Facing Death At Dawn . . And Life AfterwardsPosted: November 20, 2011
The past is indeed another country, but the future is a map that we can draw for ourselves if we dare.
It was 20 years ago this morning, (20th November 1991) that I came to the end of the roughest night I had ever known in all my years at sea with Radio Caroline, and faced what I came to believe would be my last ever dawn.
Aground on the infamous Goodwin Sands, which have claimed hundreds of ships and thousands of lives, we were gradually rolling over, each wave pushing us a little closer to the tipping point where the ship would capsize. Ironically, although there was not enough water to float her, there was more than enough to flood into her and fill her up if we went sideways . . more than enough to drown in.
The waves were towering in the North Easterly Force 11 winds, the seas icy – we wouldn’t have lasted more than a few minutes if we went over.
The brave men of Ramsgate Lifeboat had already tried to rescue us and failed, running aground themselves, losing a man overboard in the process (happily quickly recovered by safety line). Now we were waiting for the helicopter, but it seemed we would be in the water before it arrived . .
Certain that we would be drowning in minutes, the floor beneath us already at a 45 degree angle, we hugged each other, shook hands, and said goodbye. We knew we were going to our doom . .
The story of that morning, and our eventual rescue by the RAF helicopter R166 is described in detail in my book Shiprocked – Life On The Waves With Radio Caroline, but even the printed word cannot do justice to the memories which are still vividly seared onto my brain, even all these years later.
I absolutely believed that I was about to die, and that morning, and in particular that moment, has changed my life since then.
The 20 years I have lived since that morning on the Goodwins is a bonus, and the older I have got, the more I have appreciated this, and the more I have lived my life with zeast and purpose. The sudden seeming end of Caroline in 1991 (though not the final end, as it has bounced back and is adpating to a new age) instilled in me a knowledge of the impermanance of states of being, and ensured that when I got involved with Phantom FM in later years I treasured each moment, and drove myself to both give and take the maximum from every day that I worked there.
In life too, I reach out with lust for living to take the most from each day, and push myself to do and experience more and newer things.
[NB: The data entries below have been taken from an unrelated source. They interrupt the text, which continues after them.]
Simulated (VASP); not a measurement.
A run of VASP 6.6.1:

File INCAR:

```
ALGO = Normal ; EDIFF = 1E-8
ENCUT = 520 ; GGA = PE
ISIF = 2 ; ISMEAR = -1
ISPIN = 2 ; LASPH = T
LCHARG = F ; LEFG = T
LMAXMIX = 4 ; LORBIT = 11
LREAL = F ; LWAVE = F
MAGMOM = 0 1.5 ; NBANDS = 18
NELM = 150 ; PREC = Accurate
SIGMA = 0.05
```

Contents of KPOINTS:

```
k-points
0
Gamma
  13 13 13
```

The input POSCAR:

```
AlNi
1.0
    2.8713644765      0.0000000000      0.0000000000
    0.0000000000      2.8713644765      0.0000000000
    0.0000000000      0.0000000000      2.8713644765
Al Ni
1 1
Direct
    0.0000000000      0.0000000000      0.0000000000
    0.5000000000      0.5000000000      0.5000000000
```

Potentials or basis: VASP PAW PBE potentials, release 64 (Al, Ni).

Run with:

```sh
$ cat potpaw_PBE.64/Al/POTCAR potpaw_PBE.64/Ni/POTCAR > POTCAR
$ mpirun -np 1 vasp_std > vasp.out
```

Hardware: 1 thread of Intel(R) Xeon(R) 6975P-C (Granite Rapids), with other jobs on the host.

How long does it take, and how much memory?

Life is a bonus, and I am determined to spend that bonus to the full.
Many people around me comment on my seemingly unflappable calm when faced with difficult situations. This too comes from that morning on the Goodwins, for as I see it, I have been minutes from an icy drowning death, so why should anything that happens in a more normal work or life based situation cause me to panic?
Time has been kind to Radio Caroline too, and that morning, seemingly a point of closure for the station was to be in fact the first step in forcing it to adapt to a new path, which though seemingly bleak for much of the 1990s, has blossomed in latter years into an unprecedented period of stable broadcasts, with new technology enabling the station to be heard in undreamed of quality in previously unreachable countries.
20 years on I have spent the night of the 19th/20th November sipping wine with close friends, and thanking my lucky stars for all the richness of life and the benefits of new technology that both I and Radio Caroline have enjoyed in the last 20 years.
It’s right to raise a glass and look back, but the biggest gift of all is to be able to raise my gaze and look forwards.